Anonymous 0 Comments

> How electricity is produced by such a slow movement of wings?

Gears can be used to change the speed of the rotation, but it should be noted as well that electricity can be produced by slow rotation it just means a lower frequency.

> when there is no wind, wouldn’t it stop electricity production??

Yes. This is one of the major limitations of renewable energy sources, they tend to be unreliable. If the wind doesn’t blow there isn’t any wind power, if the sun isn’t shining there isn’t any solar power, etc. Power storage is a big challenge in making renewable energy viable.

Anonymous 0 Comments

Slow rotation is sped up with gears. A quick search for step-up gearing should easily demonstrate the concept. And yes, electricity stops being generated when the wind stops and the blades slow down. This is inconvenient, since it means that you have to be able to store the electricity for when it is needed, or use a different power system when the wind stops.

Anonymous 0 Comments

ELI5: Turbine is connected to a generator via a set of gears which form a gearbox and increase the rotational speed to a useful RPM for a generator

Anonymous 0 Comments

So this is probably more of an r/askengineers answer, but i’ll do my best.

Your question is correct, there is a big problem with wind turbines spinning way slower than the power grid. Generally the power grid ‘spins’ at 3000 or 3600 RPM (50/60Hz depending where you live) and wind turbines are so slow you can watch them.

Older style wind turbines used gearboxes to increase the rotation speed, but this is pretty inefficent and there is still another problem which is related to your question. If the wind speed drops, and the turbine slows down, how does it still generate electricity? Or worded another way, if the power grid speed is fixed and the turbine speed varies, how does this work?
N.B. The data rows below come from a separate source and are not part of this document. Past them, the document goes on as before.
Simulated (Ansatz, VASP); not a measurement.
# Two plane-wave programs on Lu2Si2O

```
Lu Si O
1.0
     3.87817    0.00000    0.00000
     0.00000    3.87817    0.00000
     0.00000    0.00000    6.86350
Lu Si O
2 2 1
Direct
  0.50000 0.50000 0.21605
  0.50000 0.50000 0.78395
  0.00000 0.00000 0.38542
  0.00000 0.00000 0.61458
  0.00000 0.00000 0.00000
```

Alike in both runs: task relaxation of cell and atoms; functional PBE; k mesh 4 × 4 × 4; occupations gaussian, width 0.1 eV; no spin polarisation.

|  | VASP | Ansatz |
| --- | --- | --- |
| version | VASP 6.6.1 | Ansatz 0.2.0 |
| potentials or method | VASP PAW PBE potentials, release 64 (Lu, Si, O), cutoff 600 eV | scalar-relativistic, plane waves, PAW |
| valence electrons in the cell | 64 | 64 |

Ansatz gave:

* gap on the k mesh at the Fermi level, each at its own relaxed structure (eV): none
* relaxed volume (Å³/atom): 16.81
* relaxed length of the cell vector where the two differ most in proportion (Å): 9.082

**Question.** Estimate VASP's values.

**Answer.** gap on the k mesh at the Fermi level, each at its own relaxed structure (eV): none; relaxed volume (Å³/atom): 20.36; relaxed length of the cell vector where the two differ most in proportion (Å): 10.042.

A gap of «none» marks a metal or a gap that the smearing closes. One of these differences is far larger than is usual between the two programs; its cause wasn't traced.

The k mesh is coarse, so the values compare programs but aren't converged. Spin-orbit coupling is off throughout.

A few core principals first:

In electric motors and generators, it is possible to double the number of magnets inside the motor, which halves the speed. So a standard motor has 1 magnet with 2 poles and spins at 3000 or 3600 RPM. Another motor might have 2 magnets with 4 poles and it will spin at 1500 or 1800 RPM. The same thing works with generators, more magnets means it can spin slower but still keep up with the power grid. This is a principal of syncronous machines, which is what most power generators are. Its possible to take this to the extreme and have say, 128 poles and a motor or generator that spins at 56 RPM, which is startiing to get close to wind turbine speeds.

There is another thing here, motors and generators do not need to be syncronous. Exactly how is a bit complicated, but the most common type of large electric motor, called an induction motor is not syncronous and will in fact run slightly slower than the power grid does. With an induction motor, if you spin it slightly faster than the power grid, it becomes an induction generator and starts to feed power back into the grid. This combined with lots of poles and/or gearboxes is also how some older wind turbines worked. These older wind turbines needed to spin fast enough to start pushing power into the grid, but they tended to stop when the wind speed was low, so they had limited usefulness.

As technology improves it usually gets more complicated, so stick with me here, and a bit more explination.

Inside a motor or generator there are two main parts, a spinny bit in the middle called the rotor, and the stationary bit on the outside called the stator. What we are worried about in a generator in terms of speed is the difference between the speed of the rotor and the stator. So with the stator stationary, the only speed there is is the rotor, but what happens if we start to spin the stator as well as the rotor?

You can see that if the stator spins at the same speed and in the same direction as the rotor then they are both spinning together, and there is no relative spinning, so the output speed is zero. But if we spin the stator backwards the difference in speed between the two gets larger. In fact we can vary the output speed of the generator by spinning the stator at different speeds, regardless of the input speed. To be clear, energy is still coming from the turbine, all we are doing is making it look like the generator is spinning faster than it actually is. I don’t think any wind turbines ever actually did this, but it turns out there are some clever tricks we can do with electronics to make the magnetic field in the generator behave as if the stator is spinning relative to the rotor, and that is how many modern wind turbines work.

Lastly, there is also one other way of doing this which involves way more electronics but less mechanical stuff. Grid power is alternating current and so is the power from the turbine, but with large power electronics we can convert alternating current into direct current, and then we can convert direct current back into alternating current. This seems like a lot of work, but as large power electronics gets cheeper, this is becoming the more common way of doing all this. By making DC current and then converting back to AC, we can make the output frequency anythign we want.

Anyho, i hope this was the answer you were looking for. Personally i find this kind of power enginering really interesting and your question is a really good one.